Tag Archives: Financial Planning

Is Marketing Impacting Our Ability to Feel Loved?

We’ve always had a love/hate relationship with the way marketers target us for their studies to make us vulnerable to their products. We feel emotional connections to actors in a studio, trained to pull on our heartstrings. For those with stronger immune systems, they bring anything out of their bag of tricks from the furriest puppies they can find to the baby with the fattest cheeks. All based on the science of what the general public finds acceptable or attractive.

How much does this impact our daily life and the expectations that we generate based on how a product made us feel? For example: you see a happy couple running through a park full of vibrant flowers, holding hands. “Beautiful white smiles.” By the end, the words appear that mention how starting a financial wellness plan will add to your happiness. None of these visuals actually have to do with this couple being happy, but it does make YOU believe that your relationship would have more smiles if you and your partner planned finances better.

So, what happens next? You’re ready to start a financial planning journey (i.e. spending money), and now you have to chew your partner out about how they don’t save well enough, or should invest to contribute to the mental wellness of the relationship. When they aren’t on board, you feel neglected, betrayed, overruled. Now what? You move on to the next feel-good product that distracts you from the previous failure.

There is usually a go-to product that makes us feel better overall. Something we’re committed to no matter what. It might be books, video games, TV, blogs, bubble baths, food…

The common theme above? These things all cost money in some capacity (or did at some point), or time. Even with those cheaper items or things we don’t think are influencing us, we’re still being surrounded by marketing tactics. Because nothing is free, right?

Those free things (in the virtual setting) generally have advertising everywhere. Even just going for a walk has its downsides. You see it on trash bins, passing vehicles, billboards, sidewalks, nothing gets missed to get your attention!

This can make us feel wanted, liked, a little.

Why do you think people take the time to answer telemarketer calls, and instead of using those three kill words that should end the call immediately, they hang up– knowing that the person will call right back. Saying “Do Not Contact me,” and holding the phone until they acknowledge this will end that frustration. But many people who know this still choose to answer and speak with this live person, even if just for a moment.

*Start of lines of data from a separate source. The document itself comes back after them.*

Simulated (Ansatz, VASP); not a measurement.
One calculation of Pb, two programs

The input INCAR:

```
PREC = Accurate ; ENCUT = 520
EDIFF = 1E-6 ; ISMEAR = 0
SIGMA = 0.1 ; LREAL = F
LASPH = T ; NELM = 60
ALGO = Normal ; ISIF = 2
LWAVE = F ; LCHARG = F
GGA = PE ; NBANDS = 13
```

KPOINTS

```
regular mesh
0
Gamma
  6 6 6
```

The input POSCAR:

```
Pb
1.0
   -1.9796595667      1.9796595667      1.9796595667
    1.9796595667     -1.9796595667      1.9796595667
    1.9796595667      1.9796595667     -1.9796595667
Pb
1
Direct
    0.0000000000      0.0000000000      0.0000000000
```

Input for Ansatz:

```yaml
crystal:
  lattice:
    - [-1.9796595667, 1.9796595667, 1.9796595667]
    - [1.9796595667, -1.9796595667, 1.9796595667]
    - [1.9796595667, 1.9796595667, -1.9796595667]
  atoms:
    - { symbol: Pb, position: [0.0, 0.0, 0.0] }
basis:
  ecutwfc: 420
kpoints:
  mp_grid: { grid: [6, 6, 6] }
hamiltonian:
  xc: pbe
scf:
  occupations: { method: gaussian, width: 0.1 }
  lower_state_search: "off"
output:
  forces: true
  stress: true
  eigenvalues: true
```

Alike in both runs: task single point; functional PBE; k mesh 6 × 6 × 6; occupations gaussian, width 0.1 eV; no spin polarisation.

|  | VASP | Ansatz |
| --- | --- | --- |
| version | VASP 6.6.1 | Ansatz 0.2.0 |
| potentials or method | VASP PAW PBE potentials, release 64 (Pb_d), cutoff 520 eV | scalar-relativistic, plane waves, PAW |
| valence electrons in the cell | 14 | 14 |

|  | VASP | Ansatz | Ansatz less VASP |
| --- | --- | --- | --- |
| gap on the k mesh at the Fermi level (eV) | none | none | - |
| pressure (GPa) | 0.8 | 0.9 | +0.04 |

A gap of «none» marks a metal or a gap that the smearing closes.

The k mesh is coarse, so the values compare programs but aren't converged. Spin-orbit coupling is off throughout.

Maybe it has to do with expecting that someone will actually call you. Is it possible that our subconscious awaits that voice-to-voice and power over another individual?

We want to feel wanted. Marketing does just that, in an unfortunate and corrupt way.

The next time you walk into a store, observe if you walk left or right. Do you notice more of the eye-catching things to the right? What colors draw you in? Are the more colors that you notice, like red or softer colors?

What things are magnetizing to your eyes? Your ears? How are these things impacting your personal relationships?